Company Ticker % Change
Beazer Homes BZH -17.2%
KB Home KBH -6.5%
PulteGroup PHM -3.3%
Lennar LEN -4.5%
Hovnanian HOV -8.1%
Standard Pacific SPF -5.1%
D.R. Horton DHI -5.8%
Toll Brothers TOL -3.6%
Meritage Homes MTH -2.8%
Ryland Group RYL -3.5%
NVR Inc. NVR -1.9%
MDC Holdings MDC -4.4%
M/I Homes MHO -7.2%

The majority of homebuilder stocks, however, don’t look nearly as weak as the chart of BZH.

Attentive traders and investors noted weakness creeping into Beazer’s stock price as early as September. While most homebuilders either moved higher or sideways during September and October, BZH never recovered from its recent high on Sept. 21 and subsequently started diverging from the rest of the pack. This negative divergence should have been a warning sign to Beazer investors going into yesterday’s quarterly earnings report.

The chart below compares Beazer Homes to some of its closest competitors. BZH is the white line, and its negative divergence versus the competitors is marked with the downward sloping red arrow.

In my opinion, the best ETF to  track overall performance of U.S. homebuilding stocks is the iShares Dow Jones US Home Construction Index Fund (NYSE:ITB). This ETF sports a 63.5% allocation to homebuilder stocks and, with a 15-day average volume of 3.8 million shares, also offers plenty of liquidity.

As a side note, the popular SPDR S&P Homebuilders ETF (NYSE:XHB), which many investors seem to use as a proxy to homebuilder stocks, only has an allocation of 26.73% to that actual industry — hence, in my view, it’s not a great way to tackle the homebuilders.

XHB: Top Sector Allocation
Homebuilders 26.73%
Building Materials 25.15%
Retail 20.36%
Home Furnishings 12.74%

Looking at a chart of the ITB reveals that the very defined uptrend, which started a little more than one year ago, remains very much intact.

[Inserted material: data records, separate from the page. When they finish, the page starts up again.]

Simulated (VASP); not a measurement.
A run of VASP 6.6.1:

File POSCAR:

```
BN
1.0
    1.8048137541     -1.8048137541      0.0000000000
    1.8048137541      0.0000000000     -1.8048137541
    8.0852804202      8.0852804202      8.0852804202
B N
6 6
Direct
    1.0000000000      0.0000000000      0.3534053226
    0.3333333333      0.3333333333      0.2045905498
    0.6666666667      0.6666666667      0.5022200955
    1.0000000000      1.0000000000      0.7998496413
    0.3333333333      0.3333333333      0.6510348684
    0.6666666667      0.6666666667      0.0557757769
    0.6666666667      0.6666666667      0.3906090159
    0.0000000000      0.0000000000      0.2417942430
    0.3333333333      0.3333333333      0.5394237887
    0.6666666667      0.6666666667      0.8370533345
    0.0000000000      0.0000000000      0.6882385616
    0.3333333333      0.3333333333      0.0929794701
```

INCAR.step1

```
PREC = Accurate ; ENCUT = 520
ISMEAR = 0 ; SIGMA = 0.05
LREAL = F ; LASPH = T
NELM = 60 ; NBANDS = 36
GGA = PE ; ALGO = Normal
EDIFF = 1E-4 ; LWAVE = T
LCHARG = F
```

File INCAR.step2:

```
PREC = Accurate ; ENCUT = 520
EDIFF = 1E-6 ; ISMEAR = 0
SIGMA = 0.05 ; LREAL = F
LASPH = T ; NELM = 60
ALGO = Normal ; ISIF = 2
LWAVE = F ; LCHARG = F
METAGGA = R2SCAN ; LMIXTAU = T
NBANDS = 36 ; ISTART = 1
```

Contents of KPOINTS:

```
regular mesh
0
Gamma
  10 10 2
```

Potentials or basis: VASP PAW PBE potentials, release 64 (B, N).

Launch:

Nothing is yet broken from a trend perspective, although some more downside or around 3% to 5% is very possible. The relative strength index is showing negative divergence, indicating the index is due for consolidation. For now, however, there are no signs that homebuilder charts as a group will entirely break, as is the case with Beazer.

Bottom line: Both in relative and absolute terms, homebuilders as a group — measured by the ITB — are holding up well. The broken chart of Beazer is an exception and not the rule.